Since the total angular momentum was measured at t = 0, the system is in an eigenstate of the hamiltonian and, thus, the time evolution should not affect the probabilities at time t, so I can just look at [tex]|\psi (0)\rangle[/tex].
For 0 total angular momentum at t=0, it seems [tex]|\psi(0)\rangle=|0, 0\rangle[/tex] in the basis [tex]|j, m_j\rangle[/tex].
Now I run into a couple of problems.
(1) How can total angular momentum J = 0? If J = J1 + J2, then J1 + J2 = 0. It is my understanding that J1,J2 >=0 in general because J1 = L1 + S1 or abs(L1 - S1) (where L1 is the orbital angular momentum and S1 is the spin angular momentum, both of which are magnitudes i.e. > 0) and similarly for J2, so it must be that J1 = J2 = 0. For this problem, however, even if L1 = L2 = 0, it would be the case that J1 = J2 = 1/2 and thus J = 1. Is my understanding here totally flawed?
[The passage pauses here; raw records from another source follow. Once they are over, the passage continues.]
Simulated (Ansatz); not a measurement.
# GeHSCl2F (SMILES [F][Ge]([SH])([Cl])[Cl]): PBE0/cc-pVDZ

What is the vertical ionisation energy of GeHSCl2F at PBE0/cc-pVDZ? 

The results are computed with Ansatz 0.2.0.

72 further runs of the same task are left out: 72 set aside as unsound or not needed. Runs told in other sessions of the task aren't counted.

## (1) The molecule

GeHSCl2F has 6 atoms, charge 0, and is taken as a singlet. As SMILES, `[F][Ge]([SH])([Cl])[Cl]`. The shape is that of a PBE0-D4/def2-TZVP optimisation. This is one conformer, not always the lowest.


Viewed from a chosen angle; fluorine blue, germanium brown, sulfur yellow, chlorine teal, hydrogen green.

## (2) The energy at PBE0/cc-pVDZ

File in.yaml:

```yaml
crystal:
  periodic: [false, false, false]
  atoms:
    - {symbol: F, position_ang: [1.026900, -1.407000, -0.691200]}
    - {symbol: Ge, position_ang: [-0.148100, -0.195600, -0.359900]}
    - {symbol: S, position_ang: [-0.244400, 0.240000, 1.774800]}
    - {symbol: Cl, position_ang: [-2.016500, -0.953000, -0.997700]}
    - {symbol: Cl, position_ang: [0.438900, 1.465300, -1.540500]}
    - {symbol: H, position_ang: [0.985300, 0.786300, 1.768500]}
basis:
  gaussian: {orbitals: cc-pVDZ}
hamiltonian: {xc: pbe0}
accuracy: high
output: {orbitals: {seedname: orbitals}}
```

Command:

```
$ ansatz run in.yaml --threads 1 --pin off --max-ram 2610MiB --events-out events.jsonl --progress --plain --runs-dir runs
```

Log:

(2) Change of basis. I'm guessing I want to use a basis [tex]|j_1 m_1, j_2 m_2\rangle[/tex] where j1, j2 are the total angular momenta and m1, m2 are the z-component of angular momentum for particles 1 and 2, respectively. My professor gave us a table of Clebsch-Gordan coefficients for just such an occasion, but in this case I am not exactly sure how to apply it. I guess my problem is that I don't know how to find j1, j2 to be able to use the correct entry of my table. This stems, at least partly, from my first problem with the total J = 0.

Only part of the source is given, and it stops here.